The state would have to pre-pay postage on absentee ballots if a bill introduced this week passes in the legislature. “The postage, while only a small amount, amounts to the poll tax for many of our citizens,” the bill says.
“We should be lowering barriers to voting not raising barriers, especially when it’s a mandatory-mail ballot,” says State representative Bob Hasegawa (D-11), the bill’s prime sponsor. Thirty-eight of Washington’s 39 counties conduct elections exclusively via mail.
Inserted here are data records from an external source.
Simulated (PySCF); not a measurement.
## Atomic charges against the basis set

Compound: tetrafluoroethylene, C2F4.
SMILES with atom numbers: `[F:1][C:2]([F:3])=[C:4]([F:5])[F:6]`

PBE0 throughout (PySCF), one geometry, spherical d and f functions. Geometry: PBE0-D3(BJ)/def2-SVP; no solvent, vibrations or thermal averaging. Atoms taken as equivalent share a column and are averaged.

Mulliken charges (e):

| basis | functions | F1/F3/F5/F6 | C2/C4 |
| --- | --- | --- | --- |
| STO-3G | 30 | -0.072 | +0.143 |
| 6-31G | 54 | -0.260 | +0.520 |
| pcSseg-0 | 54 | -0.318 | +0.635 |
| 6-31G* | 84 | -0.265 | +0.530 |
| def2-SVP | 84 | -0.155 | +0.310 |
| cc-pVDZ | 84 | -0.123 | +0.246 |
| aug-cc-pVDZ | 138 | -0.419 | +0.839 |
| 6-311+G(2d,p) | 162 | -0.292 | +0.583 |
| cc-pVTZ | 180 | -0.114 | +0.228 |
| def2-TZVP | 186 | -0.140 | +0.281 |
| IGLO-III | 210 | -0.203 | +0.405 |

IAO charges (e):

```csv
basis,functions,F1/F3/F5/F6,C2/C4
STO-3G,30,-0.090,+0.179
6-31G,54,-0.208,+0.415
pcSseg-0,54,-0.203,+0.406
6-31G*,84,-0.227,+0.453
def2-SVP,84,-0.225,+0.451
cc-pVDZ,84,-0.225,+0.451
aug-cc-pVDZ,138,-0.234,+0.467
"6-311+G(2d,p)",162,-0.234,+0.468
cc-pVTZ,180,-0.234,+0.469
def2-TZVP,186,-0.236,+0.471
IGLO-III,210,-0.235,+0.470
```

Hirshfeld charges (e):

Sure, getting a stamp for a ballot seems painless; nonetheless, I agree strongly with Hasegawa. Most people—especially younger voters—don’t have stamps laying around because they use email. Most post offices around Seattle stopped selling stamps individually from vending machines, so folks have to wait in a long line during business hours to visit a teller—an obstacle to voting for the working class.
“If you don’t have the stamp readily available, then the ballot sits on your desk,” Hasegawa says. “Before you know it, you’ve missed the deadline to turn it in.”
But, considering the state's $6 billion budget deficit, this is a terrible year to pinch from the coffers to raise the price of running elections. For example, the 2008 general election produced a record voter turnout: Of Washington’s 3.6 million registered voters, 3.1 million voted. Multiply that turnout by a 42-cent stamp, and counties would pick up a $1.3 million dollar postage tab—and that’s just the general election. So good idea, but not this year.
UPDATE: Folks in comments are arguing that stamps are for sale at post office vending machines. They added that that if stamps aren't in vending machines, they're for sale from a scale at the post office that weighs letters, accepts cash, and spits out stamps. So I, your intrepid servant, investigated.
Fact one: The post office has done away with stamp vending machines. "If you look all over the country, the stamp vending machines are gone," says David Mattson, a clerk at the Broadway Station post office. "They took them out around six months ago because maintaining them was not cost effective."
Fact two: At the Broadway post office, the scale doesn't spit out stamps. Instruction number seven on the sign next to the machine says, "Purchase postage stamps from the stamp machines" (of which there is none).